A Club of One’s Own

PAUL SALVESON laments the decline of labour rooms and socialist clubs. But while many are closing, he says, at least one is struggling to be re-born in a new co-operative guise.

The early socialist movement understood the importance of having your own place. Whether it was the radical clubs of London or the socialist rooms in the industrial north, they were a key part of building a new politics. It’s one of the great tragedies of the modern Labour movement that so few survive.

Many ‘labour clubs’ long since became nothing more than cheap drinking dens and most have succumbed to competition from even cheaper booze from supermarkets. But all is not lost.Milnsbridge club

One of the oldest surviving socialist clubs in Britain, at Milnsbridge in the Colne Valley near Huddersfield, is at the heart of a revival of radical politics in an area where socialist politics struck deep roots, leading to the election of socialist firebrand Victor Grayson in 1907.

Milnsbridge Socialist Club was once surrounded by a thriving textile industry; the community had dozens of mills employing thousands of workers, many of whom flocked to the new socialist organisations that sprang up around here in the 1890s.

The club opened in 1892 and hosted speakers including Christabel Pankhurst, Kathryn Bruce Glasier, Victor Grayson and Philip Snowden. It even had its own socialist brass band which used to perform at trade union and socialist demonstrations and on the annual May Day procession. A photograph of the band still adorns the club’s concert room.

Milnsbridge was one of many socialist clubs in the Colne Valley. Their programme of social events, regular speakers and discussions provided a base for Clarion cyclists and choirs and were an essential part of the infrastructure of a hugely successful socialist movement. Britain’s first socialist county councillor, George Garside, was elected in Colne Valley and Grayson’s 1907 victory sent shock waves through the establishment.

But heritage on its own is no guarantee of salvation. Milnsbridge Socialist Club faced all the same problems that social clubs have had to deal with in the last few years: changing habits, an inability to appeal to a broader market, rising debts. It closed its doors in June and the future looked bleak.

However, a group of local socialists, greens and anarchists have got together to save the club and create a new and more inclusive venue for a wider area which will also attract local community involvement.

Co-operative solution?

The club has been re-christened ‘The Red and Green Club’ and a co-operative has been formed to buy the building from its current owners, which it is renting to the end of the year. That gives the new co-operative a breathing space to raise £100,000 needed for the purchase. That’s no easy task and the co-op will be launching a fund-raising campaign shortly. It is talking to several national trades unions about getting help from them to cover the capital costs of purchase and has benefited from free advice from the national co-operative movement.

One of the club’s ideas is to visit other places where people are doing similar things and have faced the same challenges in funding and finding a new direction. Not far away is Bradford’s 1 in 12 club (no, not a gradient)which has similarly inclusive radical politics.

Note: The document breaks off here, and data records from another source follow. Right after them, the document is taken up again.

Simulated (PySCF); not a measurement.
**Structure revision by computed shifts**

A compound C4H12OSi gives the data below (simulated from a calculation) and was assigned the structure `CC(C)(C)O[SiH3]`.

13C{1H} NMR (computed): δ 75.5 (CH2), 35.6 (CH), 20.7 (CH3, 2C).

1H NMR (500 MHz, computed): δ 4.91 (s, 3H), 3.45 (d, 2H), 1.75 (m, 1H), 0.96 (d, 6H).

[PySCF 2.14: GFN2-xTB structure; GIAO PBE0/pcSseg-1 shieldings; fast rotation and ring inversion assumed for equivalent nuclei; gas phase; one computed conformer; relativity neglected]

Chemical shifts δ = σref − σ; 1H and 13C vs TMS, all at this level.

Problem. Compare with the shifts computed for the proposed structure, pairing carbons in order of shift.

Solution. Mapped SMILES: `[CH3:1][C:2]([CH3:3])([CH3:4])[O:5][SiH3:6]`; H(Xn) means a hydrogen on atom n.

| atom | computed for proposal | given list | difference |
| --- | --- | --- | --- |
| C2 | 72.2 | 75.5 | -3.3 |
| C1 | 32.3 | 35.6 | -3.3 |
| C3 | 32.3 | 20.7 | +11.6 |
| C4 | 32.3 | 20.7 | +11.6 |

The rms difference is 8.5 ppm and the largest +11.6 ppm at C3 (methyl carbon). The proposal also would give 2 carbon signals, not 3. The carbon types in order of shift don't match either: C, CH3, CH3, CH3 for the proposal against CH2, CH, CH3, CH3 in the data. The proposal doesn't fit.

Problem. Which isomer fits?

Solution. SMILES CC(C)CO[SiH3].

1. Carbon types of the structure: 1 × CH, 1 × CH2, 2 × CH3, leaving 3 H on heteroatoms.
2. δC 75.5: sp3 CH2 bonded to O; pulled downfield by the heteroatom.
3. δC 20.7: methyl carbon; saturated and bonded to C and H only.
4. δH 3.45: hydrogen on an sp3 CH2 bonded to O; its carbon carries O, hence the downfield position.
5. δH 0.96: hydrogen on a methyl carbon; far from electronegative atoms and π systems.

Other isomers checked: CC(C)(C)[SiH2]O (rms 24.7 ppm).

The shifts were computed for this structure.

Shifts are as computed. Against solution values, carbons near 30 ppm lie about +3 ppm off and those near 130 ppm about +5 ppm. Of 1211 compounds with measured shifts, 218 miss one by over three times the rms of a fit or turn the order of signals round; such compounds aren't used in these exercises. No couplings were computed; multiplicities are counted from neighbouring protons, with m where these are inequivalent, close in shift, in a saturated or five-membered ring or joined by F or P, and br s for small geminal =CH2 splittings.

And just up the line is Hebden Bridge’s highly successful Trades Club, one of the north’s most acclaimed music venues. Both are overtly political, without being tied to one party organisation. And across the Pennines is Bolton Socialist Club, founded in 1887 and still going strong as a good example of united left activity.

Another venerable survivor is Nelson ILP’s marvellous Clarion House set in magnificent countryside on the slopes of Pendle Hill. It was built by ILPers in 1912 and was recently featured on BBC Radio 4. It opens every Sunday and is a haven for cyclists and walkers. Keir Hardie’s portrait dominates the room, together with a ‘Clarion’ banner.

I’d love to hear about other examples of socialist-inclined clubs around the country. Maybe there are more than I think but there doesn’t seem to be any sort of network. The old National Union of Labour and Socialist Clubs is more for traditional labour clubs and doesn’t even have a website as far as I can see.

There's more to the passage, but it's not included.